And I’m not even talking about what it all means now, in the aftermath, when everybody’s slogging through New Hampshire.

I mean last week: We all went to bed Wednesday at 4 a.m. reasonably sure Mitt Romney had pulled it out. Not well, mind you — he got a slightly lower percentage and 6 fewer votes than in 2008. But in the end, there he was, sitting atop the Iowa anthill with his conquering and steady 25 percent.

So I did my calculations here at Citylife and figured out whose predictions last week had come the closest — maybe even closer than me! — to the actual vote tallies. After all, I’d promised the lucky prognosticator a bottle of genuine Iowa bourbon courtesy of Cedar Ridge Distillery. The second runner up had been promised a bottle of authentic Iowa fruit and grain Clearheart vodka. 

And then … and then … some Iowan with a mean streak in some tiny precinct in some tiny county somewhere decided there had been a mistake. Yeah, he said his precinct had a total of 2 Romney votes, not 22, the way the state was reporting.

So where does that leave us?

Well, I decided to follow Rick Santorum’s lead. After all, he’d be the beneficiary if those 20 extra votes were invalidated. But Santorum says it’s okay, he’s not going to contest it. He probably figures it’s not worth the hassle to get the 7 delegates Romney will harvest from this versus his own 6: net gain 1 delegate and lots of sour-winner publicity.

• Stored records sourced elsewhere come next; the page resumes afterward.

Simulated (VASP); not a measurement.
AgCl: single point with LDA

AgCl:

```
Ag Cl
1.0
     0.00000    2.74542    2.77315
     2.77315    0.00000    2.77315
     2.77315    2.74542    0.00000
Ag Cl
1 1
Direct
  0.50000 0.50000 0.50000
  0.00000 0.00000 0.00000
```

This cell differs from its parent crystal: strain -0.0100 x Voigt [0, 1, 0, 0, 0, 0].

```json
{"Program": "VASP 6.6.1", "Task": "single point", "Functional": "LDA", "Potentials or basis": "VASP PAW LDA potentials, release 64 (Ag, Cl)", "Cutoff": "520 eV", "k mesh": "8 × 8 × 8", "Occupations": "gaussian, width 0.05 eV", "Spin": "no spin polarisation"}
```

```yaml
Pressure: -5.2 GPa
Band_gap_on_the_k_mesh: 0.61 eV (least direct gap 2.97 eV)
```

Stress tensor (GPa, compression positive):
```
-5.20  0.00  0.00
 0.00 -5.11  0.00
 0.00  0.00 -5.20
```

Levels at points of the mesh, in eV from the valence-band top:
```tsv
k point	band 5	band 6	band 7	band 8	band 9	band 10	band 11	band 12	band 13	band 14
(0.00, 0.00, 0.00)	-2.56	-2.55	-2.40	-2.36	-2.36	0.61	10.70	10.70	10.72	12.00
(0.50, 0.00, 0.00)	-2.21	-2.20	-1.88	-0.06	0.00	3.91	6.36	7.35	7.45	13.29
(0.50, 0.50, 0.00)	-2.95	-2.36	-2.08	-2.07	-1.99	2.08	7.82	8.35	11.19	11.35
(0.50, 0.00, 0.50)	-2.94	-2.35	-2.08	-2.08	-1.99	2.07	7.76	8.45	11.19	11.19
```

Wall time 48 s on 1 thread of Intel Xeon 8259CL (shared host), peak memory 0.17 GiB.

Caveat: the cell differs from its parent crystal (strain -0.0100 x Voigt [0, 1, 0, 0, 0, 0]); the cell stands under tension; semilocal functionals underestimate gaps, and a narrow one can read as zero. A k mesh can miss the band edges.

In other words, I’m sticking with Romney on this one. If the Iowa state certification process a week and a day from now says otherwise and crowns Santorum, I’ll pitch in for a bottle of Cedar Ridge rum out of my own pocket and go take some shots with that winner.

So how’d I do with my predictions? Well, but for Santorum’s surge, which propelled him into second, I had my order right.

But I thought the battle would be between Santorum and Ron Paul for second place — I had them within 3/10 of each other — not between Romney and Santorum for first. I thought the wild card was Paul (I don’t get his appeal, I confess), and that Santorum had reached an organizational ceiling. While I thought he had more potential support, given the nature of the caucuses, I didn’t think Santorum had the time to translate his last minute surge into actual votes.

Percentage wise, I gave too much credence to the possibility of miscellaneous — the stray votes for Buddy Roemer, Herman Cain, etc — which lowered all my totals. (As it turned out, Cain got 58 votes, Roemer 31, other candidates 117 and 135 people actually bothered to caucus and cast a no preference vote … )

But I still came pretty darn close: I called Romney for 23.5 percent and he got 25; I called Rick Perry at 11 and he got 10; I said Jon Huntsman would get 2 and he got 1.

I underestimated Paul by almost 3 points, overestimated Newt Gingrich by almost 2, and thought Michelle Bachman would get 3 more points than her campaign-ending 5.

How did Citylife readers do? In other words, who gets the booze?

Almost everybody topped their lists with Romney, but almost everyone, like me, thought Paul would come in second. Two readers did not: Alejandro Riera of Chicago and Alison Keating of Pittsburgh, P-A.

Both got the top tier right: Romney, Santorum and Paul. And both juggled Bachman in the bottom tier: Alejandro placed her above Perry, for fifth place, and Alison placed her dead last, correctly guessing her at 5 percent, but optimistically putting Huntsman above her at 7.

I’m calling it for Alejandro, though: on the percentages, he comes closest — in fact, he nailed Romney’s 25, and correctly guessed the contest would be between Romney and Santorum for first. He placed Santorum at 22 and Paul a distant 17.

Tomorrow’s Alejandro’s 22 year wedding anniversary (Happy Anniversary, Ale & Olga!), so it’s a timely win.

I’ll send Alison her vodka and a book or something.

And if Santorum somehow prevails, I’m looking at you, Robert Gold!